Part 1: First steps in making best use of the Online Game
Part 1 covers the first steps that a teacher needs to know how to do.
After students are set up in the Rocket Math Online Game these are things a teacher should know about how to do, in order to make the best use of the Online Game. This video explains several key features of the Online Game and how to manage those from the teacher dashboard. Includes information on how to:
log into your account,
get HELP and FAQs,
print the Parent Letter,
print the Color in Rocket Chart,
enable Learning Track alerts,
change Learning Tracks, and
change Teacher Mgrs.
Part 2: Fluency data from the 1-minute tests races
Part 2 explains how to collect fluency data from the 1-minute tests races.
To make the best use of the Rocket Math Online Game the teacher should collect data from the scheduled 1-minute races (after Sets A, i, R, & Z), as students work through the A to Z curriculum. Collecting this data can prove that students are improving their fluency. It can be used to document progress in IEPs or other learning plans. Teachers should also assign 1-minute races to measure fluency progress on a regular basis.

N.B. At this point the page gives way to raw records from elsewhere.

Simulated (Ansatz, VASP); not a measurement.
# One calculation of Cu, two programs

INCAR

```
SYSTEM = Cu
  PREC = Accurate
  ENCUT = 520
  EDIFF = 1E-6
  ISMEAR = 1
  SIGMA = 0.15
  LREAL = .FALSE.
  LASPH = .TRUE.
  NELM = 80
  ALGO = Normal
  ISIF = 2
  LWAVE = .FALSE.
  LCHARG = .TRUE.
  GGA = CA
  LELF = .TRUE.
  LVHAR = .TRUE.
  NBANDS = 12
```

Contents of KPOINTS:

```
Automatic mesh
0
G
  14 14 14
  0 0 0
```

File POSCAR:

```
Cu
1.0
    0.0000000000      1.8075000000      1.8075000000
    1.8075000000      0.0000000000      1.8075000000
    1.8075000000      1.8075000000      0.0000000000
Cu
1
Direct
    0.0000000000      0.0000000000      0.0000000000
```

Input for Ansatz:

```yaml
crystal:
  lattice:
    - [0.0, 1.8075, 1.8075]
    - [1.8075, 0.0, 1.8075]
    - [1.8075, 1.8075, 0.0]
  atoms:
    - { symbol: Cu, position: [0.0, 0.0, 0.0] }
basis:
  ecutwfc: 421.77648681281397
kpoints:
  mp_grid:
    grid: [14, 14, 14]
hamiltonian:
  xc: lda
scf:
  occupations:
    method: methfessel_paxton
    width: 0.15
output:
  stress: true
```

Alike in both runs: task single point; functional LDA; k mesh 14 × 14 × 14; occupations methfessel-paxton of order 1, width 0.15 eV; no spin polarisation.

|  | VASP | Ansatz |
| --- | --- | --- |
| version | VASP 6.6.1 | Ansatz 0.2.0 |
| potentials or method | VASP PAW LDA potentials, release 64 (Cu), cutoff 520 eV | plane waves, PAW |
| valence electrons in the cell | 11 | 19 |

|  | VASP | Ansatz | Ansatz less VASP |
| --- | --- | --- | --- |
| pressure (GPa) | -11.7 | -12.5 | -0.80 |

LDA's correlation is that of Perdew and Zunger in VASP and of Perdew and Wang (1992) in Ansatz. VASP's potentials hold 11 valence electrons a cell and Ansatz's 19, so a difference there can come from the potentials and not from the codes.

Part 3: Is the game speed too fast?
Part 3 examines whether the game speed is really too fast, and how to modify it.
Many students do not realize they can remember math facts instead of figuring them out over and over. The Rocket Math Online Game purposely goes too fast to figure out answers. Instead answers must be recalled, so they have to be memorized. Once students begin remembering the answers, they can go fast and they really enjoy math much more. The Online Game is designed to help make that happen. How to use the game’s “Difficulty Score” to tell which students really do need more than 3 seconds to answer.
Part 4: Motivating your students to make best use of the Online Game
Part 4 Covers several ways of motivating students.
Teachers should support the work of learning math facts by recognizing students as they work through the A to Z levels of the Rocket Math Online Game. Providing students with the Color in Rocket Chart is the first step. Publicly awarding Learning Track Certificates when students finish is another. The Toughness Certificate is another form of recognition. Another way of motivating the practice necessary to learn this vital skill, is by keeping the length of time that students can play shorter than they want it to be. Ultimately the teacher’s attitude about how important this work is will make the difference in motivating students.